Article Source
Tajo JDBC Driver
Apache Tajo™ provides JDBC driver which enables Java applciations to easily access Apache Tajo in a RDBMS-like manner. In this section, we explain how to get JDBC driver and an example code.
How to get JDBC driver
Tajo provides some necesssary jar files packaged by maven. In order get the jar files, please follow the below commands.
$ cd tajo-x.y.z-incubating
$ mvn clean package -DskipTests -Pdist -Dtar
$ ls -l tajo-dist/target/tajo-x.y.z-incubating/share/jdbc-dist
Setting the CLASSPATH
In order to use the JDBC driver, you should set the jar files included in tajo-dist/target/tajo-x.y.z-incubating/share/jdbc-dist to your CLASSPATH. In addition, you should add hadoop clsspath into your CLASSPATH. So, CLASSPATH will be set as follows:
CLASSPATH=path/to/tajo-jdbc/*:${TAJO_HOME}/conf:$(hadoop classpath)
Note
You can get ${hadoop classpath} by executing the command bin/hadoop
classpath in your hadoop cluster.
Note
You may want to a minimal set of JAR files. If so, please refer Minimal JAR file list.
An Example JDBC Client
The JDBC driver class name is org.apache.tajo.jdbc.TajoDriver. You can get the driver Class.forName(“org.apache.tajo.jdbc.TajoDriver”).newInstance(). The connection url should be jdbc:tajo://
Note
Currently, Tajo does not support the concept of database and namespace. All tables are contained in default
database. So, you don’t need to specify any database name.

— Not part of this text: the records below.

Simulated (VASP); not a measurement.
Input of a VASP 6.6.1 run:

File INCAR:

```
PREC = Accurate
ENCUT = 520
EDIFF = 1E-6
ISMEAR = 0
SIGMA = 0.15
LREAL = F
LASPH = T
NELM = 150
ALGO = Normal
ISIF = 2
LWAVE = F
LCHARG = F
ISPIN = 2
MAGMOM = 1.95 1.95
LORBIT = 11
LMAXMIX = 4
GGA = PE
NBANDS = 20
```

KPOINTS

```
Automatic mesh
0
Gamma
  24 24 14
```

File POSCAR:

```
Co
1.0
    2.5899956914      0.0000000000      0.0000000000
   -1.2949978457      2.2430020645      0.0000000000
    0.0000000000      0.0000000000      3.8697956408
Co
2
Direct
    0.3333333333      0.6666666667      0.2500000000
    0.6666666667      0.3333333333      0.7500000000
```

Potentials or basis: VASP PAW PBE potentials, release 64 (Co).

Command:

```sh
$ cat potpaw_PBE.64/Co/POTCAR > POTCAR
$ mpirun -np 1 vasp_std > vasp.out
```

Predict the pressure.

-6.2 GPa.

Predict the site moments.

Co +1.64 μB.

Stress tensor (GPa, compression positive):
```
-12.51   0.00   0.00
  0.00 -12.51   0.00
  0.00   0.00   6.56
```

The following shows an example of JDBC Client.
import java.sql.Connection;
import java.sql.ResultSet;
import java.sql.Statement;
import java.sql.DriverManager;
public class TajoJDBCClient {
....
public static void main(String[] args) throws Exception {
Class.forName("org.apache.tajo.jdbc.TajoDriver").newInstance();
Connection conn = DriverManager.getConnection("jdbc:tajo://127.0.0.1:26002");
Statement stmt = null;
ResultSet rs = null;
try {
stmt = conn.createStatement();
rs = stmt.executeQuery("select * from table1");
while (rs.next()) {
System.out.println(rs.getString(1) + "," + rs.getString(3));
}
} finally {
if (rs != null) rs.close();
if (stmt != null) stmt.close();
if (conn != null) conn.close();
}
}
}
Appendix
Minimal JAR file list
The following JAR files are necessary minimal JAR file list. We’ve tested JDBC drivers with the following JAR files for usual SQL queries. But, they does not guarantee that they are fully tested for all operations. So, you may need additional JAR files. In addition to the following JAR files, please don’t forgot including ${HADOOP_HOME}/eta/hadoop
and ${TAJO_HOME}/conf
in your CLASSPATH
.
- hadoop-annotations-2.2.0.jar
- hadoop-auth-2.2.0.jar
- hadoop-common-2.2.0.jar
- hadoop-hdfs-2.2.0.jar
- joda-time-2.3.jar
- tajo-catalog-common-0.8.0-SNAPSHOT.jar
- tajo-client-0.8.0-SNAPSHOT.jar
- tajo-common-0.8.0-SNAPSHOT.jar
- tajo-jdbc-0.8.0-SNAPSHOT.jar
- tajo-rpc-0.8.0-SNAPSHOT.jar
- tajo-storage-0.8.0-SNAPSHOT.jar
- log4j-1.2.17.jar
- commons-logging-1.1.1.jar
- guava-11.0.2.jar
- protobuf-java-2.5.0.jar
- netty-3.6.6.Final.jar
- commons-lang-2.5.jar
- commons-configuration-1.6.jar
- slf4j-api-1.7.5.jar
- slf4j-log4j12-1.7.5.jar
- commons-cli-1.2.jar
- commons-io-2.1.jar
FAQ
java.nio.channels.UnresolvedAddressException
When retriving the final result, Tajo JDBC Driver tries to access HDFS data nodes. So, the network access between JDBC client and HDFS data nodes must be available. In many cases, a HDFS cluster is built in a private network which use private hostnames. So, the host names must be shared with the JDBC client side.